May God give you grace in our Lord Jesus Name, Amen.
Love what you have to say but, What has any it have to do with liberal?
It seems SO far removed from Liberal Agenda.
What am I missing?
He means “liberal” theology (as opposed to conservative evangelical theology), not capital L Liberal Party…. which is a conservative party these days).
Yeah good just clarifying that. So many churches push a liberal government and it always blows my mind as I see very little liberal agenda with much social conscious.
In some circles to be Christian is to vote liberal and that does my head in.
Vote for who you want but don’t push a bias that says to be Christian is to vote for a particular party.
So I just totally wanted to clarify that liberal was referencing theology.
I wouldn’t have thought any mainstream churches would push for one major party or another… it’s not their job.
Oh yes they do! Lol. Not overtly, like America, but it’s very very strongly implied.

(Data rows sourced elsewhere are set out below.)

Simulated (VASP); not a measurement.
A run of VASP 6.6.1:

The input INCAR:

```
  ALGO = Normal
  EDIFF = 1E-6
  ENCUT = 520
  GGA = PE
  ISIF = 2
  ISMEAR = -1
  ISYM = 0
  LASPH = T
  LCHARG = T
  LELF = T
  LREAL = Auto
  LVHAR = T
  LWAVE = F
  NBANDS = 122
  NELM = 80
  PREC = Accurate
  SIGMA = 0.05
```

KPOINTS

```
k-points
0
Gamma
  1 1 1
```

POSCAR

I don’t think such people have ever read your books Mike…. It’s a shame that people still want to compartmentalise the gospel into little ‘safe’ bits – it’s just poor theology
Lack of understanding. When you have grown up under one Theological system and one way of seeing the Bible, anything different seems heretical. It took me being challenged and an open mind before I realized the gospel of the Kingdom is much more than I had realized previously.
You are obviously swimming up against the current “evangelical” stream with all this talk/action taken on behalf of the least, the left out and the looked over. Keep it up, we need more leaders like you!
Thank you Mike for this well framed reorientation of what is the Gospel & not a label. Keep going.
Been thinking about conducting some research among church-goers where they are given 10 paraphrases of ‘red-letter’ quotes [let the reader understand] and ask them to name the speaker. Think the results would be interesting.
Excellent Mike. You can’t break the gospel down in to a Facebook post, it is a life lived and testimony to God’s saving grace. I love that you’ve never dodged individual repentance (I’ve heard you preaching that countless times to great effect) and your blog didn’t either but to limit the kingdom of God to only an individual response is to sell it terribly, terribly short.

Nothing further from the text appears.